The NAFWS, Great Lakes CLEO Program and the Pokagon Band of Pottawatomi Indians were sponsoring a Joel Hardin Professional Tracking Services tracking class scheduled for October, but unfortunately the course had to be postponed to Spring 2024 based on minimal registrations. Hopefully, the re-scheduling will promote more interest and this course can move forward with much involvement.
With that said, other planning has begun to develop CLEO specific training for the 2024 calendar year and the annual National Conference at the Prairie Island Indian Community in May 2024. If you have any ideas or input for training needs, please feel free to contact me.
Lastly, on September 29, 2023, the NAFWS Board of Directors unanimously approved the establishment of a Conservation Law Enforcement Officer Committee which will be composed of seven voting members (one from each region) and two ex-officio members (Regional Directors selected by the CLEO Committee), who will meet quarterly to identify, develop and plant training/programming; advocate for CLEO funding; establish regional and national CLEO objectives; and review, revise, and promote the NAFWS Hunter Education Program. This is an exciting opportunity for CLEOs from all regions to participate in discussions to move this program forward progressively.
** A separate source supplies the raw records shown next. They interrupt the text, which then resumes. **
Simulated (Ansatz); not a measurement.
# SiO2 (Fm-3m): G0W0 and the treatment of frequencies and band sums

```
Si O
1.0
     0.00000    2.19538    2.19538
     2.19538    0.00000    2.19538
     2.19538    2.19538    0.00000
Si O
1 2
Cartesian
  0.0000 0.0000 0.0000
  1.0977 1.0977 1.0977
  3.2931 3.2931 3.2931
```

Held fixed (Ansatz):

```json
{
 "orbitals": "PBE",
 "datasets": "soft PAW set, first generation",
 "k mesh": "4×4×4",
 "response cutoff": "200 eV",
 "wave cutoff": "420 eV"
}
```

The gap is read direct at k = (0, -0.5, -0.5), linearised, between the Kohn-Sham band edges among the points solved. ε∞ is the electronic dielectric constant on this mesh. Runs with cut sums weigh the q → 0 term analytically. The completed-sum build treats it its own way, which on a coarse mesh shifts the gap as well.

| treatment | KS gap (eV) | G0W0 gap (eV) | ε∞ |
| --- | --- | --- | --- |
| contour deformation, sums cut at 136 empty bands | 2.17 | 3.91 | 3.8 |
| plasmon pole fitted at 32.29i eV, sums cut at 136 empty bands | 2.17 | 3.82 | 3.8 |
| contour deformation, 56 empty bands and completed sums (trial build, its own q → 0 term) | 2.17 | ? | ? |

Thank you all for what you do to serve your respective communities!
This year’s National Summer Youth Practicum had 16 student participants and was held from July 15 – 22, 2023 at the Colorado State University (CSU) Mountain Campus near Fort Collins, CO.
Our week was filled with tons of outdoor activities and lectures from a total of 20 speakers that included guest speakers and NAFWS staff which happened at two
different locations: CSU Mountain Campus and CSU Main Campus. Students learned from guest speakers such as Adam Baca (Colorado Parks & Wildlife) who spoke about wolf reintroduction to Colorado and its human dimensions implications; Assistant Secretary of Indian Affairs, Justice Rhodes mentored students about Tribal funding/finances as well as government relations and Indian Law; Alberto Rey and Jason Dilworth from State University of New York – Fredonia led the fisheries day along with Christopher Carrol and Aurelia DeNasha from U.S. Forest Service. Students were filled with great comments, questions and laughter.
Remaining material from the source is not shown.